On the Edge Savage or Natural Beauty? Taxidermy Explored

Fine Taxidermy - Rendez-Vous Exotique by Darwin, Sinke and van Tongeren

What do fashion, design, politics, and Captain Planet all have in common? The answer is simple—nature, and it can be found everywhere you look (indoors or out). From the never-ending ‘save the environment’ movement and enhanced efforts to ‘go green’, to trendy tropical prints and feathers in fashion, it is obvious that natural, organic beauty is in right now. But how far is too far? Should taxidermy hold a place in the design world, or is it tasteless, cruel and tacky?

First thing’s first—what exactly is taxidermy? You’ve surely seen deer and elk mounted in country-western themed bars or on television, but the actual definition seems to personify taxidermy as a striking and beautiful villain straight out of a fairytale. Taxidermy is literally defined as “the art of preparing, stuffing, and mounting animal hide or skin to replicate a lifelike effect”.

You’ll notice by definition taxidermy is considered an art. Stop what you’re doing and think about that for a moment…

Okay, moment over.

RENDEZ-VOUS EXOTIQUE taxidermy art by Darwin, Sinke and van Tongeren
RENDEZ-VOUS EXOTIQUE by Darwin, Sinke and van Tongeren

Was your opinion swayed one way or another?  Are you grossed out at the thought of someone skinning an animal and calling it art? Concerned that a handful of people are hunting rare and prized animals solely to obtain a unique taxidermized trophy? Did you consider the numerous displays from the Victorian Era that have been beautifully kept up and recycled for generations? Or maybe how dull a trip to the Museum of Natural History would be without the soulful displays of these animals in their natural habitats? Perhaps there is a humane way to preserve the natural beauty of our wildlife.

Fine Taxidermy by Darwin, Sinke and van Tongeren - SNAKE HERALDRY
SNAKE HERALDRY by Darwin, Sinke and van Tongeren

Queue the brilliant minds of Ferry van Tongeren and Jaap Sinke, the master craftsmen behind Darwin, Sinke and van Tongeren. These two truly glamorize the beauty behind taxidermy. Their wild prospects are carefully sourced, no animals are taken from the wild or executed—the mass majority are purchased from exotic-animal breeders or zoos after natural death or fatal accident occurs. From riveting reptiles to rare felines and flocks, this talented team truly breathes a second life into these animals that would otherwise go to waste. Ferry and Jaap restore and preserve the natural beauty of their works in wonderous and occasionally whimsical ways you may have never imagined.

serpentine snake sconce by koket
Taxidermy in the La Galerie des Animaux Champ de Bataille designed by Jacques Garcia (Photo by Eric Sander)
La Galerie des Animaux Champ de Bataille designed by Jacques Garcia (Photo by Eric Sander)

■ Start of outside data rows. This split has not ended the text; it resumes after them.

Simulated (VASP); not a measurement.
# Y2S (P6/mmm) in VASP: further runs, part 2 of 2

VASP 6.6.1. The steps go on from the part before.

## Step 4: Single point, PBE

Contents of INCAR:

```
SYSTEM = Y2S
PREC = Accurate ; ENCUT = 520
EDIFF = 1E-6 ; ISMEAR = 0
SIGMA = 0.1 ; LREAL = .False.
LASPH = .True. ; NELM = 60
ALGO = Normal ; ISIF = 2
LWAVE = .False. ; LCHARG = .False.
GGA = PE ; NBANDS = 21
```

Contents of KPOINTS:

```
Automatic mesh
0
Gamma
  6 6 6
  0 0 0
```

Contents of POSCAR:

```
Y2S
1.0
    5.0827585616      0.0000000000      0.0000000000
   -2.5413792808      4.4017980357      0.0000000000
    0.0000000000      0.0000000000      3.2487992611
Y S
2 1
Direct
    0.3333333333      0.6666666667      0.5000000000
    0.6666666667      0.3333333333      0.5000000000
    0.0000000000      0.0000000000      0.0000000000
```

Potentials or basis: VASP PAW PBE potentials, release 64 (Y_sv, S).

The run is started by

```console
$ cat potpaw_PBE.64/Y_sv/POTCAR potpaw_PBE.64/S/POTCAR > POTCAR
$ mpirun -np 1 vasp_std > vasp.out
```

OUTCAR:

An activist may argue that the process itself is a bit of a horror show, but if the job is performed correctly there is no bloody gore or foul odor involved whatsoever. Ferry himself describes the process as “simply taking the jacket off the creature in its entirety”. By decloaking and reviving these exotic animals into tasteful and timeless artworks to be adorned and admired in designs for decades to come, it’s easy to see why taxidermy made such an impact on the industry in the first place.

Bellemore Chicago by Studio K Creative (Photo by John Stoffer)
Bellemore Chicago by Studio K Creative (Photo by John Stoffer)

While there are some who will always believe a lifeless animal in a living room is tacky or cruel, the fact that an animal was once full of life with its own story is what makes taxidermy a unique and beautiful addition to a space for those who appreciate the art form. Either way, taxidermized animals will continue to evoke emotions and eternalize a natural beauty that no man can replicate.